Solving the Pension Problem

Teacher pensions are a mess. Actually, teacher pensions are twenty-some different kinds of messes, depending on how your particular state has decided to skin that particular cat.

Chad Aldeman at Bellwether Partners has been on this particular case for several years. Bellwether is a right-tilted thinky tank co-founded by Kim Smith, who also helped start up Teach for America and NewSchools Venture Fund. Other co-founders include Andrew Rotherham (contributing editor at US News, former special assistant in Clinton White House), Monisha Lozier (former ed reform headhunter), and Mary K. Wells (former manager at Bain). Bellwether has several key partners, including NewsSchools Venture Fund, Stand for Children and, of course, the Bill and Melinda Gates Foundation. Yes, the reforminess is strong with this group.

Aldeman himself works in the Policy and Thought Leadership department, and previously worked at the US Department of Education where he worked on ESEA waivers, teacher preparation, and the Teacher Incentive Fund.

One on Aldeman's projects at Bellwether has been teacherpensions.org and all the issues it connects to (here he is writing about it almost exactly two years ago). But he's back with a new report called "What Do Pac-Man and Pensions Have in Common?" It's a handy title, telegraphing as it does exactly where he's headed.

Warning. Pensions are complicated and confusing and heavy on the mathiness and economics. My stock in trade is reducing complicated ideas to simple strokes, but I'm telling you up front that I may cut some critical corner in the paragraphs ahead, including part of Aldeman's argument. But I'm going to give it my best shot because this is serious stuff in serious need of some solutions, and we need to talk about both what should be done and what can be done. So, take a deep breath, and here we go.

Traditionally, pensions fall into two types-- defined contributions and defined benefits. For defined contributions, I put a bunch of money into a fund for years (maybe my employer agrees to put some in, too) and it sits there gathering money, or not, and when I retire, whatever has the pile of money has grown (or shrunken) into is what I get.

For defined benefits, my employer and I agree that if I retire when I'm X years old (as someone born in 1957, I've come to expect that once I pass 60, the formula for X will always be X= My Age + 4 years), a certain sum of money will be waiting for me, generally based on my best annual earnings in the last years before I retire.

Defined benefits requires some smart economics guys to figure out what will have to be paid in over my thirty-plus years of service in order to yield, through wise investment, the agreed-upon final amount. That's the deal many teachers in many states have always had, only things aren't going so well.

Some of the problems are ethical in nature, because a pension fund is a huge pile of money just kind of lying there, and politicians are eternally tempted to "borrow" from that pile with every intention of paying it back, someday. But even if politicians keep their itchy hands in check, well, if you check that last paragraph, you'll see the phrase "through wise investment." Over the last decade that has been a huge problem. Take for instance, my state of Pennsylvania, which back in the early 2000s said, "Let's go ahead and let school boards slack on their local contribution to the pension fund because we have got some genius investments going in this can't-miss housing market and we'll make such a killing in the market that the state won't have to put in as much money to keep the pensions solvent. It's a win-win for everyone! What could possibly go wrong??"

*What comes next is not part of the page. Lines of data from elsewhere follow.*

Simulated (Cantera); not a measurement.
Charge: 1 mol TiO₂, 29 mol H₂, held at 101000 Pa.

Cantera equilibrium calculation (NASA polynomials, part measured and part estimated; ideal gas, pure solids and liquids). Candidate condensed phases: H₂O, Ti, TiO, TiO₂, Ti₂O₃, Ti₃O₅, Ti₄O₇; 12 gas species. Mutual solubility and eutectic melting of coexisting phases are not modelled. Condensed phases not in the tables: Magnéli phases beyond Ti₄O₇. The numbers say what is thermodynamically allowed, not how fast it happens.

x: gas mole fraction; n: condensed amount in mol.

The state, like lots of other folks, figured out in 2008 exactly what could go wrong, and districts now have run out of road down which to kick the can. Pension payments are mushroom like a nightmare balloon payment, with districts facing payments of one third of their payroll costs going to plug the gaping hole in the pension fund.

Different versions of this scenario are playing out around the country, creating a big political mess. On the one hand, pensions are a promise that states made to their teachers. On the other hand, promises and moral imperatives do not make money grow on trees. Teachers did not make this mess, but this is probably one of those situations where assigning culpability doesn't get us any closer to an actual solution.

Aldeman's argument is that increased pension costs are eating everything else, that if districts didn't have to pump so much money into pensions, they could spend that money elsewhere, like salaries or health care or ice cream every Tuesday in the teachers' lounge (okay, that last one was mine, but I'm feeling a little hungry).

But what's really crimping into school budgets are the debt costs. States and districts are now contributing an average of 12 percent of teacher salaries every year just to pay down large unfunded liabilities, a result of politicians over-promising and under-saving. For the average American teacher, that's equivalent to $6,800 a year in money that could be going in their pockets but instead must be put into preserving inequitable pension systems. 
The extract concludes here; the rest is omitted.